Harry Redknapp has brought with him the power to transform Tottenham Hotspur but never before has he done it in the space of one match. In these 90 minutes was the schizophrenic nature of Tottenham writ large: terrible before half-time and booed off the pitch; brilliant after the break with four goals and now, very probably, off to Wembley again.

This was, as a certain politician might say, change you can believe in. The Carling Cup final now beckons for Spurs after a second-half blitz on Burnley that renders the semi-final second leg at Turf Moor on 21 January virtually obsolete. So much so that Burnley's tough Gorbals-born manager Owen Coyle was already talking after the match as if his team had already lost this semi-final. "We've given ourselves a mountain to climb," Coyle said. "No, actually it's more than that."

Not before the Carling Cup holders were, in Redknapp's words, "sorted out" at half-time. His anger was still palpable after the match at an insipid first-half performance in which Martin Paterson scored and Burnley looked more like the Premier League team. Redknapp replaced David Bentley – he was "apparently ill" according to his manager – with Jamie O'Hara and the effect was instantaneous. The midfielder made two goals, scored one and proved the most unlikely match-winner of the night.

The change was best summarised by Coyle, who said: "You would have had to have been psychic to have predicted this outcome." Michael Dawson headed in the equaliser, O'Hara scored the second, Roman Pavlyuchenko the third and Michael Duff nodded in an own goal to make things really hopeless for Burnley. Redknapp claimed that at half-time he told his players that they were playing for their futures, but even though they won it seemed that he was still not convinced.

After the match Redknapp systematically took apart the squad he has been bequeathed by Damien Comolli and Juande Ramos – everything from poor old Ricardo Rocha to the lack of cover at left-back. It was classic Redknapp, designed to remind his chairman Daniel Levy that although he has spent £15.5m on Jermain Defoe, paraded on the pitch before the game, the rebuilding process has only just begun in the eyes of the Tottenham manager.

Defoe turned up in the kind of floppy hat favoured by men queuing for soup kitchens in the Great Depression of America in the 1930s – ironic given that he has just signed his second lucrative new contract in the space of 12 months. After the adulation was dished out for their returning favourite, White Hart Lane was soon sighing and then grumbling at the disintegration of their team.

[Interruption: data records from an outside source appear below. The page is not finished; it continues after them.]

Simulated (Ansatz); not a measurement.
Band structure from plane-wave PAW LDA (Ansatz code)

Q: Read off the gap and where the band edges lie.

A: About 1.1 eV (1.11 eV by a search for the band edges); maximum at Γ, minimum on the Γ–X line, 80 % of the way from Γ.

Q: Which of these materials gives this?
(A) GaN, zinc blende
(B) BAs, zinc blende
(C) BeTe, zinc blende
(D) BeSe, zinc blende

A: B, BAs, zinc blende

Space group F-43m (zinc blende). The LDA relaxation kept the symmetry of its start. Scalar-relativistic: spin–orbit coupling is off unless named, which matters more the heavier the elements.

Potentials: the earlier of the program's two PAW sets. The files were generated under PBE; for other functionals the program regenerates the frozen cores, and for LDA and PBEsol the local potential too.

Burnley's best player in the first half was Chris Eagles, a 23-year-old right winger who was once mentioned as a potential new David Beckham during his years in Manchester United's youth teams. He gave up on that dream in the summer but he still struts around like the Championship's Cristiano Ronaldo with lime green boots and a hairband. At least in the first half the cut-price Ronaldo lived up to his billing with a telling cross to make Burnley's goal.

It was an embarrassing goal for Gareth Bale, who was skinned by Eagles despite the fact that the former United man does not possess any real pace. His backpost cross was easily side-footed past Heurelho Gomes by Paterson at the far post. Even when Burnley lost their central midfielder Joey Gudjonsson to injury before the half hour they did not look the slightest bit ruffled. From Pavlyuchenko's shot goalkeeper Brian Jensen made a brilliant one-handed save.

Booed off, the Spurs team faced the wrath of Redknapp and came back out transformed. The Spurs manager admitted that Bentley is out of place on the left wing but the uncomfortable truth for the England man is that O'Hara looked much more comfortable than him and, in Redknapp's words, gave the team "a balance". A minute into the new half, O'Hara's corner was headed straight in by Dawson. Burnley had looked weak defending set-pieces right from the start and it would get worse.

Tottenham's second came from the right where Pavlyuchenko's cross deflected off Luka Modric and fell to O'Hara in the left channel of the area. He hit his shot first time and, unforgivably, Jensen – aka "The Beast" although there was nothing frightening about him in the second half – let the ball go right through him.

The third goal was beautifully executed by Pavlyuchenko – and at last Spurs could point to a respectable gulf in ability between the two teams. The Russian received the ball from Bale on the left and with a drop of the shoulder sent Wade Elliott and Clarke Carlisle in the wrong direction. Jensen never got anywhere near his shot into the far corner.

Goal No 4 for Spurs was woeful defending of a set-piece again by Burnley. O'Hara crossed and an uncertain Michael Duff only grazed the ball enough to put it beyond the reach of Jensen. The conquerors of Fulham, Arsenal and Chelsea in this competition were on their knees although, by the sounds of it, Redknapp feels the same way about Spurs.

Tottenham Hotspur (4-4-2): Gomes; Corluka, Dawson, Woodgate, Bale; Lennon, Zokora, Modric, Bentley (O'Hara, h-t); Pavlyuchenko, Campbell. Substitutes not used: Alnwick (gk), Gunter, Dos Santos, Taarabt, Boateng, Rocha.

Burnley (4-4-2): Jensen; Alexander, Carlisle, Duff, Jordan; Eagles, Gudjonsson (K McDonald, 29), McCann, Elliott; Paterson (Akinbiyi, 85), Blake (Rodriguez, 74). Substitutes not used: Penny (gk), Kalvenes, Mahon, A McDonald.

Referee: M Atkinson (West Yorkshire).